Dublin's Brian Fenton and Limerick's Gearoid Hegarty have been named the Footballer and Hurler of the Year respectively at the 2020 PwC GPA All-Star Awards.
The Young Player of the Year awards went to Kilkenny's Eoin Cody and Mayo's Oisin Mullin respectively.
Hegarty also picked up his first All-Star award on the night and the recognition tops off an extraordinary year for him.
He was named man of the match in Limerick's All-Ireland final win over Waterford after he scored seven points from play.
Speaking at the virtual award ceremony on Saturday evening, Hegarty said he was "hugely privileged and pleased" to win such a "prestigious award".
"I was actually looking at a list of previous winners the other day and to say it's an illustrious list would be to put it lightly.
"So it's a huge honour to have my name associated with all of those other names.
"I understand that there's also a huge element of luck involved and you need a lot of things to go your way. When I was looking at the list of players who've won it before I noticed how many phenomenal hurlers haven't won it.
"So it's a huge privilege, and it's also something that I would have always aspired to winning. My attitude is that somebody has to win it every year, so why not go for it?
"It has been a really cool journey towards winning this award, but, I suppose, I'm not 27 until August so I'm still hugely determined to get a lot more out of myself in the next couple of years. You don't have too long at the top so when you're playing inter-county hurling you have to achieve as much as you can because it's only a short period of time that you're there.

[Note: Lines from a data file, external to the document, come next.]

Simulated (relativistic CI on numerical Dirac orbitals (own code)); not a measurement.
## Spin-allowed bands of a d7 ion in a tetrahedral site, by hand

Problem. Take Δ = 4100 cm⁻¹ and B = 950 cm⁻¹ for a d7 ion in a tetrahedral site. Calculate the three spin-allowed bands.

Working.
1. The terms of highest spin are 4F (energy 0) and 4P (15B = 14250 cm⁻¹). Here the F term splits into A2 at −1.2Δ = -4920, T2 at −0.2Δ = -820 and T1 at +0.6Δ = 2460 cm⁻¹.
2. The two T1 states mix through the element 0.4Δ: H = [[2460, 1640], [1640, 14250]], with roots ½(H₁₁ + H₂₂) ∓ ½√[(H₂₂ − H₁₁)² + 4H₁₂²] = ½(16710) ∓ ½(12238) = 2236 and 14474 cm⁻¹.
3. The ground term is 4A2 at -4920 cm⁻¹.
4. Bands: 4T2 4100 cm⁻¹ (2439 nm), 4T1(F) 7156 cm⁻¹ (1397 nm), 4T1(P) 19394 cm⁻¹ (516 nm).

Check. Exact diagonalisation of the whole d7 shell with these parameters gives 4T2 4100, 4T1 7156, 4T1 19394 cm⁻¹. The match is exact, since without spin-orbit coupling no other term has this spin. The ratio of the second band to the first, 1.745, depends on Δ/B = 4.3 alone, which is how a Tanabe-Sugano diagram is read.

"As I said, it's a really, really nice personal award, but, at the end of the day, it's the All-Ireland medals that are the ones that really count and they're what we'll be focused on again this year coming."
Meanwhile, Brian Fenton got the nod for Footballer of the Year for the second time after also winning the award back in 2018.
The Raheny clubman won his sixth All-Ireland medal in a row in December of last year and maintains his record of never losing a championship game.
The 27-year-old was humble when reacting to the news that he had been chosen for the award by his fellow inter-county players.
"Yeah, I'm delighted, but you do feel like a bit of a fraud as well, to be honest with you, with winning a second Player of the Year award, you feel a bit undeserving. But I'm just very proud, thrilled, and honoured. It's incredible.
"You think of All-Stars and Player of the Year awards, and my 2018 Player of the Year Award still hasn't really sunk in because I'm still playing and keen and ambitious.
"You think of GAA legends like the Ó Sés, Gooch, or past winners of the Player of the Year like the Brogans.
"Just the list of names that's there. It's such an honour to even win it once and then to end up winning a second one and you're compared to Trevor Giles then.
"To think of myself in that space, I genuinely feel undeserving."